The beginning of the 21st century has been marked by the rapid strengthening of the PRC’s international political standing, as China increasingly asserts itself as a great power with global ambitions. This trend vividly manifests itself in the swift growth of China’s political and economic clout in virtually all regions of the world. One such region is the Middle East, which, due to its strategic location and vast resource base, is becoming increasingly important for Chinese diplomacy. This study attempts to identify the distinctive features of the PRC’s foreign policy in the Middle East amid the transformation of China’s global positioning on the international stage, as well as to outline the factors that facilitate or, conversely, impede the implementation of Beijing’s objectives in this area. The author traces the evolution of the PRC’s approaches to Middle Eastern affairs from limited diplomatic contacts during the early Cold War period to its emergence as a key trade and investment partner for all countries in the region. Particular attention is paid to the PRC’s current foreign policy in the Middle East, set against the back-drop of a series of global initiatives launched by Xi Jinping. The author identifies the key challenges and problems confronting the implementation of the PRC’s policy in the Middle East and highlights the serious dilemma facing Chinese diplomacy. On the one hand, the PRC’s consistent reliance on the principles of multilateralism and non-interference, reinforced by large-scale trade, economic, and infrastructure initiatives, resonates widely with local elites, fostering strategic trust in China, which may enable it to further strengthen its regional position in the future. On the other hand, amid growing conflict in the Middle East, the limits of such a policy course are becoming apparent: the PRC’s partners expect it to provide more active support, including military and political backing, and to participate more directly in ensuring regional peace and stability. The author concludes that the future of China’s Middle East policy will directly depend on its ability to balance economic interests and strategic imperatives.

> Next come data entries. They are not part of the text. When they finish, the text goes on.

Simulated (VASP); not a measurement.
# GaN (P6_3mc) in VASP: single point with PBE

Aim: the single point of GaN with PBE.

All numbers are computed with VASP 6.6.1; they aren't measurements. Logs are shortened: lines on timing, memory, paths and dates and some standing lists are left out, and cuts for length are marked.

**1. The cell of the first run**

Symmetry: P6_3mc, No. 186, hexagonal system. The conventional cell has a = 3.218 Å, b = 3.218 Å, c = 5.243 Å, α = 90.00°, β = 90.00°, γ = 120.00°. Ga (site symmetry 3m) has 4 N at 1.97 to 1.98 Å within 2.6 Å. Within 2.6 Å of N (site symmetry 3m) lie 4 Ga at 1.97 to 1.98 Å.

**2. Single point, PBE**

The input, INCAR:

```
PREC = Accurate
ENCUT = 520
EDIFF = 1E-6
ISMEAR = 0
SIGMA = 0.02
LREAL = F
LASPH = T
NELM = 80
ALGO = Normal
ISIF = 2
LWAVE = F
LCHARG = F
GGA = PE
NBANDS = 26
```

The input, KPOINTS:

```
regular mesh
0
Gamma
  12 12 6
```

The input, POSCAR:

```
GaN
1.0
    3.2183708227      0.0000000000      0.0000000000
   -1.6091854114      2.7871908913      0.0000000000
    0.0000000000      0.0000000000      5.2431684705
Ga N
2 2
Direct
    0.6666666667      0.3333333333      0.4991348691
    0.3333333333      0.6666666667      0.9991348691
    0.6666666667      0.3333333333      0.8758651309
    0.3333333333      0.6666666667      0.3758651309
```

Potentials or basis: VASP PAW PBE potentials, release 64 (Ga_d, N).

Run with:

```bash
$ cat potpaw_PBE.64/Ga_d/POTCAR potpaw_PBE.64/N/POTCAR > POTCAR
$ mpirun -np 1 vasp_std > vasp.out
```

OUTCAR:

On June 3, 2025, Lee Jae-myung, a representative of the Democratic Party, was elected as the new President of the Republic of Korea (ROK) in a snap presidential election. Unlike his pro-American predecessor, Yoon Suk-yeol, he pledged to pursue a balanced foreign policy aligned with the country’s national interests. However, the newly elected head of state, in many respects, actually continues his predecessor’s course. This inevitably raises the question of what accounts for such continuity and how it may affect the ROK’s foreign policy amid mounting international tensions. To address this question, the article first provides a detailed description of Lee Jae-myung’s political profile and identifies the persistent determinants currently shaping the substance and principal directions of the ROK’s foreign policy. According to the author, these determinants include global turbulence, intensifying Sino-American rivalry, the ‘Trump phenomenon’, the dynamics of relations between the DPRK, the PRC, and Russia, as well as the domestic political situation in South Korea. On this basis, the author examines Lee Jae-myung’s initial steps in relations with the United States, the PRC, Russia, Japan, and the DPRK and outlines possible scenarios for the development of the ROK’s interactions with these countries. The author concludes that, despite populist rhetoric, the new president will continue his predecessor’s foreign policy, which entails strengthening friendly relations with Washington and distancing from both U.S. rivals — China and Russia — and the DPRK within the frame-work of inter-Korean dialogue. This trajectory is determined not so much by the personal views of the populist Lee Jae-myung as by objective macro-regional trends that significantly constrain the ROK’s political leeway.
REVIEW ESSAYS AND BOOK REVIEWS
This review focuses on a new collective monograph published in 2025 and edited by Kirill V. Babaev, Director of the Institute of China and Contemporary Asia of the Russian Academy of Sciences. Drawing from his own practical experience in fostering Sino-Russian relations during his tenure as the First Deputy Minister of Defense of the Russian Federation, later as the State Military Inspector — Secretary of the Defense Council, and then as the Secretary of the Security Council of the Russian Federation, the reviewer assesses the findings and observations reached by the authors of the given monograph. The reviewer emphasizes that, while the contributors focus on the specific features of the contemporary Chinese ideology, their work in fact encompasses a broader scope of issues, including the development of the PRC’s state and legal system, its economic and foreign policies, and military posture. The authors pay special attention to the activities of the General Secretary of the CPC Central Committee, Chinese President Xi Jinping. As for the actual assessments of China’s modern ideology, the reviewer notes that, according to the authors, it represents a creative blend of traditional norms (rooted in the ideas of Confucius), the tenets of Marxism-Leninism and the latest modernization concepts, particularly those related to the extensive and multifaceted introduction of advanced technologies and sustainability practices. Consequently, the PRC’s state and party leadership combines a high level of ideologization with a distinctly pragmatic approach in the economic, social, scientific, technical, and military spheres, thus preventing the dogmatization of the country’s ideological policy. The reviewer concludes that, in the context of the active development of Russian-Chinese relations, the promotion of a better understanding of China among non-Sinologists is a major task for the scientific community, for political practitioners, and for Russian society as a whole. In this regard, the book is of great interest not only to the IR experts, but to a wide range of readers.